You have to start to answer questions about how storage and computing are gonna be coupled. I give a contained answer here, but we can dig into that more if you want. For me, as I look at these systems, a concept that emerges is like, what are the trade-offs you're gonna make about storage, compute, coupling? And that kind of determines where you're gonna live on that database spectrum.

The fine line between compute and storage

Adi Polak:  We definitely see in the industry how the two split it between the more traditional data lake and then the data warehouses and kind of the in-between where you want to have that separation from compute and storage and having local storage is kind of good for you when you're running your distributed compute engine.

Tim Berglund: It's very good because it's fast, right? Now you've got an SSD on the other end of a PCIE bus, which is, you know, that's about as fast as you're gonna get. You would love to have that. It's just expensive to have. Let's see if I can describe this. I might get lost without an actual whiteboard, but let's give it a shot. And we might sometimes depending on when this is published, we might have a light board at StarTree where I draw this on the board, but if you could think of storage going from tightly coupled to loosely coupled, right?

Tightly coupled means, again, there's an SSD on the other end of a PCIE bus from the processor. Loosely coupled is S3. I can make HTTP calls to essentially an infinite sump of storage out there. Now that infinite sump of storage is gonna be a lot cheaper than my SSD. It's also gonna be orders of magnitudes slower. So, I've got a cost-performance trade-off here on this storage spectrum where I can go decoupled or tightly coupled, and I can get faster and more expensive or slower and cheaper.
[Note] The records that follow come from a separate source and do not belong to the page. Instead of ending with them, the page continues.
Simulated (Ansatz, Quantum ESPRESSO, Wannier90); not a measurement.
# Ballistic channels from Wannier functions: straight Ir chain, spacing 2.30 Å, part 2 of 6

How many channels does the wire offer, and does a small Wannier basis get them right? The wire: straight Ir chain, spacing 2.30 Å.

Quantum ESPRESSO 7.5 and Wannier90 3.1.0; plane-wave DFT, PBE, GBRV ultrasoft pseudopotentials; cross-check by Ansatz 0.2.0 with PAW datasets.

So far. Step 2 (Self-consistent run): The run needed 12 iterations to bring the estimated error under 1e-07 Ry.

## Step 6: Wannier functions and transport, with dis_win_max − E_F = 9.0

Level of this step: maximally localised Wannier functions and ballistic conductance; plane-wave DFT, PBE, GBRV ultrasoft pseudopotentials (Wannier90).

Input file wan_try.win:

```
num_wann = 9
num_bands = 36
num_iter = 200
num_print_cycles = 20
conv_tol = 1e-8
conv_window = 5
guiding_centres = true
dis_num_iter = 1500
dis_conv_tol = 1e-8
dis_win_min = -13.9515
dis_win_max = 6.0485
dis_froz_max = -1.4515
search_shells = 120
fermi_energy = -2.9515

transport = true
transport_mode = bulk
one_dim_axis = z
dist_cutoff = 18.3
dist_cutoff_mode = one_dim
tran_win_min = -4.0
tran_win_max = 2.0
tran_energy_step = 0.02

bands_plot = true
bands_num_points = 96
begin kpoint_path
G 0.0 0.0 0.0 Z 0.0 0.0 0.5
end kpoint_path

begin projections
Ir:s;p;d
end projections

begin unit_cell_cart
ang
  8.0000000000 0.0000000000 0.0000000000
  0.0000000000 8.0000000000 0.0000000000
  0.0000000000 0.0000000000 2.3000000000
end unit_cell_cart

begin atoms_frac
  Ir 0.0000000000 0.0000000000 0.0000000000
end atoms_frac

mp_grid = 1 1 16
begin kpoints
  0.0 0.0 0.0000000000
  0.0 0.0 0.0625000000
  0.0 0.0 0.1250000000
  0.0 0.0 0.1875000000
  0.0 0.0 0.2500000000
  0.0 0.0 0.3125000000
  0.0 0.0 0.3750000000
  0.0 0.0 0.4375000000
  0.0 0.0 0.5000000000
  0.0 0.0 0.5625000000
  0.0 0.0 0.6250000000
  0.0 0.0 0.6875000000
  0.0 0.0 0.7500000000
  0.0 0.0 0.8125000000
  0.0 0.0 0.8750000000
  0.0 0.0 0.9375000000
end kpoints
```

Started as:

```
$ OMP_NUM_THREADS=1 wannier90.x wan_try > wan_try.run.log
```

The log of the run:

On the other axis, going across this way, there's a question about how persistent my compute is, right? So I could have, think about a legacy data warehouse, right? It's a relational database. I had an ETL job that I hand-coded in C because I hate life. It runs overnight and it writes all this data into my star schema in Oracle because again, self-harm, I need to get some help, and it's in this Oracle database on a database server and that's where the queries run. The storage is tightly coupled, so I guess it's up here, my little diagram here. The storage is tightly coupled and the compute is always there, that computer is there, heating the room no matter what.

On the other end of the spectrum, for compute... Let me take Spark because I mean you've got like worker nodes out there, but they're not doing anything until the job starts and then the job is divvied up into tasks and those are distributed. So in a sense, I'm not really doing any compute until I've got a job. So it's kind of this somewhat instant on or standby compute resource that isn't allocated until I give it a query. That's this horizontal axis is whether my compute is dispatchable or permanently allocated. And then I've got this other one that's tightly coupled and loosely coupled storage and the modern data systems just live in different places on this quadrant. I think it's an interesting way to divide up the space. I mean, even all analytics systems, like forget about any OLTP database. You can put all the analytics systems on that board somewhere.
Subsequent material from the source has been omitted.